JAMESTOWN – The Jamestown City Council unanimously approved three resolutions Monday night that set the table for moving an annexation effort forward for a piece of property in the town of Ellicott.
During the voting session, the council voted 9 to 0 in favor of a resolution authorizing the mayor to execute a Petition for Annexation, along with an environmental assessment. A second resolution then allowed the city council to entertain the Petition for Annexation, while the third resolution involved establishing the city council as lead agent for the Environmental Review of the property.
Together, the resolutions put the wheels in motion for an effort by the city to annex a piece of property in the Town of Ellicott/Village of Falconer that contains the Jamestown Board of Public Utilities Electric Division substation, known as the Dow Street Substation. Because a portion of that property is adjacent to the city border, it makes it eligible for annexation under state law, so long as the city can legally show just cause.
In January the BPU recommended the city consider the annexation as a way to help save money – because the city, through the BPU, pays more than $320,000 annually in property taxes to the Town of Ellicott, Village of Falconer, Falconer School District and Chautauqua County. Should the annexation take place, the property would then be within the city, making it ineligible for tax payment and the BPU would instead annually pay the city $160,000, as a payment in lieu of taxes.
With Monday’s city council action, Jamestown Mayor Sam Teresi said the city will now formally notify both the town of Ellicott and Village of Falconer of the annexation effort, and the three governing bodies must now hold a joint public hearing on the matter.
“In not less than 20, no more than 40 days, we’ll be working with the three other taxing jurisdictions to establish a joint public hearing of the three legislative bodies to consider input from the general public,” Teresi explained. “The annexation law says that, no more than 90 days from that public hearing, each of the legislative bodies will then have to come out and take a position on the annexation. That is when the city council will be taking its formal position as to whether they think that the proposed annexation is in the interest of the general public, in the interest of the city of Jamestown, and in interest of the overall region.”

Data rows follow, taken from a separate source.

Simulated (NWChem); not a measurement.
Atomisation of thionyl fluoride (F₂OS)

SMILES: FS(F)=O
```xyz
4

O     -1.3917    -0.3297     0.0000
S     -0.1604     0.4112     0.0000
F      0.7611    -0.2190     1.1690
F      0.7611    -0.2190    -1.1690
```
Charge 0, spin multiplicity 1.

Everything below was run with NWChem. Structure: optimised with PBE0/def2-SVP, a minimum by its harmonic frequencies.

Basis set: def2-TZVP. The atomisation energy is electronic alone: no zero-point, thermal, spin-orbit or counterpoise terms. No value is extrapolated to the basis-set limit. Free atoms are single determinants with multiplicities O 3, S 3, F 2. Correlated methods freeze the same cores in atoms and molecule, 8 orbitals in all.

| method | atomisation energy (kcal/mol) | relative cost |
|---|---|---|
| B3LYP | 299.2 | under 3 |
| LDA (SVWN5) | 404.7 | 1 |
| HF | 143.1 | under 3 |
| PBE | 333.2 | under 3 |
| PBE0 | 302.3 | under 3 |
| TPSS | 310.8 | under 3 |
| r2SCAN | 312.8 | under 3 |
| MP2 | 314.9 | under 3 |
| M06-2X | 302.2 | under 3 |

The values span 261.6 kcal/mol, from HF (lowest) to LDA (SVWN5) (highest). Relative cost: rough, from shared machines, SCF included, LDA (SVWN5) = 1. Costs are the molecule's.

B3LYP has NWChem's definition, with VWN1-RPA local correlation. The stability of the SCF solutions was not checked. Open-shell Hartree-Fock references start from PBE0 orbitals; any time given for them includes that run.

Both the Falconer Village Board and the Ellicott Town Board will also have the opportunity to vote on the annexation and if it is opposed by either board or both, the case will then go to the Appellate Division of the New York Supreme Court – 4th District, in Rochester, where both sides will have an opportunity to argue for and against the annexation.
FALCONER OFFICIALS VOICE CONCERN, DISAPPOINTMENT WITH ANNEXATION EFFORT
Prior to Monday’s vote, Falconer mayor James Rensel and Falconer School Board President Todd Beckerink both addressed the city council to voice their concerns about an annexation effort.
Rensel said he was disappointed the city did not communicate with the village, town or school district about the issue.
“Those of you on the city council, I didn’t want you left with the impression – or I don’t know what you’ve been told or haven’t been told – that there’s been conversations, or a sharing of ideas, or a sharing of concerns on this. There has not been. To date, I have not been contacted by Mayor Sam Teresi on this topic at all,” Rensel explained to the city council.
Beckerink said the school district was also disappointed that the city didn’t engage in any dialogue.
“None of the taxing identities were notified what-so-ever. Not a phone call, Mr. Mayor,” Beckerink said. “The schools, I can guarantee you, we are in constant communication with the Jamestown School District on a daily basis. They are members of the consortium of of superintendents. We share services with Jamestown Public Schools. I’m appalled at the way this has been going.”
Beckerink added that if the annexation were to take place, the Falconer School District would miss out on approximately $150,000 in annual tax payments – by far the largest sum the BPU pays in taxes to the four jurisdictions because of the Dow Street Substation. However – that amount is still less than 1 percent of the district’s total operating budget, which will likely be over $22 million in 2017-18 school year.
In response to the concerns, Teresi explained that once the BPU recommended the city look into the annexation effort, leaders in Ellicott and Falconer went on record as opposing the matter and saying they would fight it. At that point, Teresi said he had no choice but to avoid discussing the matter with them.
“The mayor, the town supervisor, and the school superintendent were immediately out of the gates putting on public record their intention to sue the city of Jamestown, to block any action should the city council decide they wanted to proceed with this further,” Teresi said. “At that point in time – as the mayor understands, the town supervisor understands, and the school superintendent understands – as they likely would do as well, under advice and directive of legal council to cease all communications and to follow the process as set up in the law. And that is exactly what we have done.”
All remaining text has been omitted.